About a month ago, I entered HackGT, the annual hackathon hosted by Georgia Tech. I was joined with Morris Wan, Ethan Chee, and Kurt Hu. Our team name was “Two Over One,” which derives from the many, many games of Bridge that we played almost every day at the lunch and dinner table the first few months. Morris and I were partners-in-crime all the way back from high school, but we met Ethan and Kurt in the same building, and we’ve become close.

HackGT began on October 9th, a Friday afternoon.

This project was a wild ride. Coming into this hackathon with little information as to what we as a group wanted to create, it felt like an impossible task to get any meaningful work done within about the 36 hours. The first three hours were spent on hard brainstorming, splashing our mini-white board with as many ideas that we could think of. Simulation of living without glasses, simulation of colorblindness, a calorie fitness app, a Youtube addiction-curber, a Bridge AI. There were so many problems that we wanted to solve, but nothing stood out for all four of us. Right before dinner time hit, I thought about the incredibly cool animations of the old Windows Media Player had. You know, the swirly, trippy, colorful images that played in sync with your song? I thought that’d be incredibly cool to make. Kurt, though, thought of an even better idea: representing an audio file by a singular image. Not everyone was for this idea, initially, as we kind of thought of it as a joke concept at first. Like, how hard could it be to convert bits to bits? It’ll be easy weekend.

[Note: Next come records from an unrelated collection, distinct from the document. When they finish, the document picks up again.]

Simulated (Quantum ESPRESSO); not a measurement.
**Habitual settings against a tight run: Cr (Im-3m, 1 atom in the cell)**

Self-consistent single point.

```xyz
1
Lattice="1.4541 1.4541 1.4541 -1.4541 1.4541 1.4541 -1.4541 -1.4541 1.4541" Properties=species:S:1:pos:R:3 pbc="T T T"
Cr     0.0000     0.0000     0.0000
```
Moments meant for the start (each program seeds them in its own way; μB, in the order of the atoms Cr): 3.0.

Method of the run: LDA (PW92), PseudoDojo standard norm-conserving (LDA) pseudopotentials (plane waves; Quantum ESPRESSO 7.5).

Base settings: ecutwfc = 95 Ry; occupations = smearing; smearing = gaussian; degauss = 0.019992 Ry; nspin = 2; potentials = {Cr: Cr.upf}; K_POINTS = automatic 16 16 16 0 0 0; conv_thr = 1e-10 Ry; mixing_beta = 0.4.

Challenges started to arise deep into Friday night though. As we thought about it more, we concluded it was a conflict of whether we wanted the image to be a one-to-one conversion or an artistic representation. On one hand, it would be extremely cool and useful to have an image completely represent a sound. It would be great for encoding information in the physical world and act as “QR code” for sound. On the other hand, the idea of seeing a computer-generated picture and immediately understanding what a song’s tone and vibe was extremely satisfying too. We went to sleep, nervous but excited, with an idea that we knew had a lot of potential.

Saturday morning, we drew up the semblance of a plan. The plan was to convert the song’s raw bit data into the fields of the pixels of the image, and that newly created image would then be multiplied by invertible transformation matrices created dependent on analyses of the audio’s unique characteristics (frequency, amplitude, key, length, etc). We each divided the work by section: Ethan primarily worked on the audio-to-image conversion algorithm, Morris worked on the developing our dynamic website, I worked on the transformations, and Kurt was a helper that greatly contributed to all three. In all three, we had major obstacles that weren’t foreseen.

Ethan developed two algorithms, one that converts a .wav file to an image and one that converts an image back into a .wav file. For the .wav to image conversion, we assumed that the .wav file would be a 16-bit file as that is what is most common. We needed to convert these 16-bit data points into a 32-bit pixel, so we did the following. We broke up bits 2-16 and assigned them to be bits in the RGB values of a pixel. We distributed the bits such that the most significant bits in the input were the most significant bits in the colors. We then padded the rest of the RGB values such that they were each 8 bits long. Next, we used the first bit (signed bit) in the input to determine the alpha value of the pixel. If the bit was positive the alpha was 255 and if negative the alpha was 128. The exact opposite process was used to turn an image back into a .wav file. The algorithms are designed such that if you run a file through one of the algorithms and then use the outputted file in the other algorithm, the final output will be the original file.

I looked at the characteristics of music and how to extract that information from an audio file. I was able to find the average frequency rather easily, as well as the average amplitude. The one obstacle that I faced was the finding the key. I innocently thought that it would be easy converting the song to a MIDI file and have an algorithm analyze the key. It was not. After 5 hours of searching, I came to the sinking conclusion that the conversion could only take place in Python 2.7, when the rest of the project was being written for Python 3.8. While searches of version control with virtualenv gave me hope, we simply didn’t have enough time to implement it. Saddened but not discouraged, I still wanted to overlay two sin waves of the sound file’s unique frequency and amplitude. But because so much time was spent as a group in developing the website and algorithm, these features had to be ultimately cut. Alas, a project made in less than 2 days won’t always go according to plan.

Morris and Kurt spent Saturday afternoon finding out exactly what kind of website solution we wanted to go through. We as a group had a little experience with web development, let alone dynamic website development. They juggled with the idea of Firebase with Google Cloud, but the ultimate solution was Flask. With a Frankenstein of google searches and snippets of a previous Flask solution that Ethan worked on, at midnight we achieved perfection: a website that could legitimately take a file upload and not die. We were so excited that I think Morris’s scream at 1 AM woke up the whole dorm.